1 Samuel 25:10. Who is David? — There be many servants, &c. — He reproaches them all as a company of fugitives and vagabonds; and, in effect, taxes David with infidelity to his master Saul; a most rude and brutish answer to such a civil message and humble request.

25:2-11 We should not have heard of Nabal, if nothing had passed between him and David. Observe his name, Nabal, A fool; so it signifies. Riches make men look great in the eye of the world; but to one that takes right views, Nabal looked very mean. He had no honour or honesty; he was churlish, cross, and ill-humoured; evil in his doings, hard and oppressive; a man that cared not what fraud and violence he used in getting and saving. What little reason have we to value the wealth of this world, when so great a churl as Nabal abounds, and so good a man as David suffers want!, David pleaded the kindness Nabal's shepherds had received. Considering that David's men were in distress and debt, and discontented, and the scarcity of provisions, it was by good management that they were kept from plundering. Nabal went into a passion, as covetous men are apt to do, when asked for any thing, thinking thus to cover one sin with another; and, by abusing the poor, to excuse themselves from relieving them. But God will not thus be mocked. Let this help us to bear reproaches and misrepresentations with patience and cheerfulness, and make us easy under them; it has often been the lot of the excellent ones of the earth. Nabal insists much on the property he had in the provisions of his table. May he not do what he will with his own? We mistake, if we think we are absolute lords of what we have, and may do what we please with it. No; we are but stewards, and must use it as we are directed, remembering it is not our own, but His who intrusted us with it.That liveth in prosperity - The Hebrew is obscure, and is variously interpreted. The simplest rendering is, "And ye shall say thus about (his) life," i. e., with reference to his life, health, circumstances, etc. 1Sa 25:10-13. The Churlish Answer Provokes Him.

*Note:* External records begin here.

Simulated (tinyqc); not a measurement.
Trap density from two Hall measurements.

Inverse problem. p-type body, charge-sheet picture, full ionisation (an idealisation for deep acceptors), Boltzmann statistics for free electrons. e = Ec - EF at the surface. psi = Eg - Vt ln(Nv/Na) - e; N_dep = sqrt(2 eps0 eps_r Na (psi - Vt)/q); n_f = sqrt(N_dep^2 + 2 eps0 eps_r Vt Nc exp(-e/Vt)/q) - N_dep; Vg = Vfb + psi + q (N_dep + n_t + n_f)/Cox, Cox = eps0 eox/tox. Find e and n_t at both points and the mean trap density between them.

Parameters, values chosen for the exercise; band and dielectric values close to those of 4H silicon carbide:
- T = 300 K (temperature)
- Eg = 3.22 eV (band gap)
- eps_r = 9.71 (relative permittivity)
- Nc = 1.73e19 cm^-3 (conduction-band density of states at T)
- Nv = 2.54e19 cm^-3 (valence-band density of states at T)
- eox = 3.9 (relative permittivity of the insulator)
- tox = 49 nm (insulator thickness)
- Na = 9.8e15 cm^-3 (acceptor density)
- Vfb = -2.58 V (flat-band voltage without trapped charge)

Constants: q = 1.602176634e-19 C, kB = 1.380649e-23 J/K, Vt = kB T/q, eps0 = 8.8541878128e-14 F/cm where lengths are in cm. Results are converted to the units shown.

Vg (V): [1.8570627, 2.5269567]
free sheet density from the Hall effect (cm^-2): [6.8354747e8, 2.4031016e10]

10-12. Nabal answered David's servants, … Who is David? &c.—Nabal's answer seems to indicate that the country was at the time in a loose and disorderly state. David's own good conduct, however, as well as the important services rendered by him and his men, were readily attested by Nabal's servants. The preparations of David to chastise his insolent language and ungrateful requital are exactly what would be done in the present day by Arab chiefs, who protect the cattle of the large and wealthy sheep masters from the attacks of the marauding border tribes or wild beasts. Their protection creates a claim for some kind of tribute, in the shape of supplies of food and necessaries, which is usually given with great good will and gratitude; but when withheld, is enforced as a right. Nabal's refusal, therefore, was a violation of the established usages of the place.

Who is David? what relation or obligation have I to David?

There be many servants now a days that break away; hereby he taxeth both David, as one revolted from and risen up against Saul his lord and master; and his soldiers as runagates from their masters and creditors, &c. See 1 Samuel 22:2.

And Nabal answered David's servants, and said,.... In a very haughty manner, in great wrath, just as churlish covetous persons do, when they do not care to give what is asked of them:

who is David? and who is the son of Jesse; his two questions, which relate to the same person, do not well agree together, since by both he would suggest as if he knew not the person they came from, and whose name they made use of: had he stopped at the first question, it might have gone so, but his second question betrays him, and plainly shows he did know him, though he speaks with contempt of him, calling him "the son of Jesse", as Saul often did, 1 Samuel 20:27. Abarbinel, of all interpreters, is of opinion only, that Nabal did not say this disrespectfully of David, and to his dishonour; he knew he was the Lord's anointed, and the king's son-in-law; but the sense, according to him, is, "who is David? and who is the son of Jesse?" are they not one man? but though he is the son of Jesse, and prides himself saying, I shall be king, I should not regard that, but would send him corn, and bread, and food, as much as is needful for his own use; but what can I do when there are so many servants? for they are six hundred of them, and they are too many to relieve:

there be many servants nowadays that break away every man from his master; which words also the same writer thinks have no reference to David, only to his men; but they seem plainly to strike at David himself, and suggest that he had revolted from and rebelled against Saul his master, as well as received and protected fugitives and renegades, such as fled from their masters and from their creditors; see 1 Samuel 22:2.

And Nabal answered David's servants, and said, Who is David? and who is the {e} son of Jesse? there be many servants now a days that break away every man from his master.

(e) Thus the covetous wretches instead of relieving the needs of God's children, reviled their persons and condemned their cause.

10. Who is David, &c.] Cp. Jdg 9:38.

Verses 10, 11. - There be many servants, etc. Nabal would scarcely have ventured to speak in so insulting a manner if David had been at Maon, but as he had moved with his men a long distance towards the south, he. gave free vent to his rude feelings without restraint. David was to him a mere slave who had run away from his master, Saul. My bread,... my water. These are the necessaries of life, while the flesh was the special luxury provided for the festival. David's ten young men would not literally carry water to him at so great a distance, nor did Nabal mean more than our phrase "meat and drink." The use, nevertheless, of water as equivalent to drink marks the value of water in the hill country, and also the abstemious habits of the people. 1 Samuel 25:10Nabal refused the petitioners in the most churlish manner: "Who is David? who the son of Jesse?" i.e., what have I to do with David? "There by many servants now-a-days who tear away every one from his master." Thus, in order to justify his own covetousness, he set down David as a vagrant who had run away from his master.